Reaching out to spiritual refugees

Tom Moran, the editorial page editor of the Newark Star-Ledger, is a cradle Roman Catholic who now refers to himself as a spiritual refugee. In a moving column in yesterday’s Newark Star-Ledger, he talks about how the Catholic hierarchy’s teachings on divorce and homosexuality drove him out of the church.


Moran’s personal story is a familiar one. As he points out, one in three American adults was raised a Catholic, but only one in four call themselves Catholic today. I am one of the many former Catholics who became an Episcopalian. If I knew Tom Moran personally, I’d invite him to my church. We have a lot in common. I am assuming from his name that he’s at least half Irish, and he comes from a large family. I think that, like me, he might find much of what he loved and less of what he objected to about the Catholic Church within the Episcopal Church.

Maybe not, but it would be worth a try.

I have wondered why the Episcopal Church, which, if I am not mistaken, is a church made up primarily of adult converts, has never formally reached out to “spiritual refugees” like Moran. What keeps us from saying: Hey, if you consider yourself a Christian, but find much of Christianity misogynistic or homophobic, if you think it is pre-modern in it understanding of creation, you might want to pay us a visit or two and try us on for size. We aren’t perfect, and we offer fewer certainties that more conservative brands of Christianity, but you may consider that a plus.

This isn’t something we can expect Episcopal HQ to do for us. The money isn’t there, and one suspects that it would be difficult to get the necessary agreements on the nature of the message that we might extend. But there isn’t anything stopping individuals, parishes, dioceses and groups of dioceses from saying to the Tom Morans of the world that our doors are open to them and they might like what we find inside. Yet we don’t do it. At least not with any real energy.

Why not? How do we get over our natural reticence about evangelism, pull some money together and make it broadly obvious that people who found other churches harsh and punitive may find our approach to the Christian faith more, um, Christian? We should be in the business of taking in spiritual refugees. But I am not sure those refugees even know we are here.

In workshops on using the means of mass communications for the ends of evangelism, my business partner, Rebecca Wilson, and I sometimes remind people that if you are in a room of 100 randomly generated Americans, you are probably the only Episcopalian in the group. If every Episcopalian who found themselves in that situation took one person out of that room with them, we’d double the size of the church.

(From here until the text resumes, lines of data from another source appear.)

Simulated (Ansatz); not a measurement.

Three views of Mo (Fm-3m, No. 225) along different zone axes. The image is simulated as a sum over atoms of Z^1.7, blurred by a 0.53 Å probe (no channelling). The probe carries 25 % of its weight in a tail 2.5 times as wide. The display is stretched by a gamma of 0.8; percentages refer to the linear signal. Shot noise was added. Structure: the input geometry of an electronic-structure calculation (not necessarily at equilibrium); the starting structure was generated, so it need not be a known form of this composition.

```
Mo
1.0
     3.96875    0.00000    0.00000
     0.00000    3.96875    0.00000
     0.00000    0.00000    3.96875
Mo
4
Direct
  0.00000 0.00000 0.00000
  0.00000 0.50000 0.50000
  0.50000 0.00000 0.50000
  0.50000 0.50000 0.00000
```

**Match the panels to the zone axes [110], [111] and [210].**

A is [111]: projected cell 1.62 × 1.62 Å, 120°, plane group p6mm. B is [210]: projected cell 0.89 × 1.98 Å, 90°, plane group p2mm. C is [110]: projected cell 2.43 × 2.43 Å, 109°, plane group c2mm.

What’s the best way to make a deep connection with that one person? To couch what the church has to say in unobjectionable bromides designed to prevail in a plebiscite? Or to speak in a personal way about what is distinctive about the church, what you love best about your church, and why you are an Episcopalian rather than a member of some other denomination?

We Episcopalians have a tendency to illuminate the interior of bushel baskets. This is decorous. It is polite. But it is not what God calls us to do.